An excellent editorial from The Sacramento Bee
Editorial: Detroit shuffle
Trials of warming lawsuits must be public
Published 12:00 am PDT Tuesday, March 20, 2007
Turn on a television or flip through a magazine, and you are likely to see ads for Toyota, Ford and other automobile manufacturers extolling their commitment to a cleaner, greener planet.
In federal courtrooms, their actions tell a much different story. For the last three years, trade groups that represent major automobile manufacturers have been suing California and other states to prevent them from regulating automobile emissions that cause global warming.
If that weren't egregious enough, the automakers are now effectively attempting to pursue these lawsuits in closed courtrooms. Federal judges must not let that happen.

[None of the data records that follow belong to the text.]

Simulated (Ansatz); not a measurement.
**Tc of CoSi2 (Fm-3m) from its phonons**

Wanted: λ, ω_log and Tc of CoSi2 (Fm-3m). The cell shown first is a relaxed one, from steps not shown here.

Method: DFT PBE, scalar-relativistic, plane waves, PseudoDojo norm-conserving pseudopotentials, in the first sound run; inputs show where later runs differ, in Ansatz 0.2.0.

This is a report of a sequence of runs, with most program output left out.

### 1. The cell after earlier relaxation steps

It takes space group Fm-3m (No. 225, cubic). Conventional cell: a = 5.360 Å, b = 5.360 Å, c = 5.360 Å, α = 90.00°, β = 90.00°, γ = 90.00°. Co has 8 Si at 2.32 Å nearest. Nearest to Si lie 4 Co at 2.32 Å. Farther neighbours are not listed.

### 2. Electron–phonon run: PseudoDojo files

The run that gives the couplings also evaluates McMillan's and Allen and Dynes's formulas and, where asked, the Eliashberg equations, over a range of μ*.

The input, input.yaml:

At stake is nothing less than vanguard efforts by California and other states to fight global warming. California passed a law last year to reduce its greenhouse gases by 25 percent by 2020. The effectiveness of that mandate hinges on one passed in 2003 (known as the Pavley Law, after its sponsor, former Assemblywoman Fran Pavley), which targets emissions from cars and trucks. If the Pavley law were to be terminated, it would undermine California's overall effort, since 41 percent of the state's greenhouse gases come from motor vehicles.
The automakers want this law terminated. Here in California, they have sued to block the Pavley law regulations in U.S. District Court. In January, Judge Anthony Ishii postponed the trial, pending an upcoming U.S. Supreme Court decision on whether carbon dioxide can be regulated as a pollutant.
The automakers have also sued Rhode Island and Vermont for passing similar laws, and in the Vermont case, a federal judge decided not to stay the proceedings. Ever since, the automakers have been pressing the court to hold much of the proceedings "in camera," or in closed chambers. The automakers claim it is impossible to achieve the emission reductions required by the Pavley-type laws, and to support this claim, they have filed tens of thousands of pages of documents that they say contain "highly confidential information."
While this trial might delve into some legitimate trade secrets, lawyers for Vermont and the Burlington Free Press say the automakers are exaggerating the extent of these secrets -- in all likelihood to avoid public scrutiny.
U.S. District Judge William Sessions III, who is overseeing the Vermont case, held a hearing yesterday on the automakers' request and says he will rule shortly. He should look skeptically on requests to close this trial, as should Judge Ishii if a similar motion is made in the California case.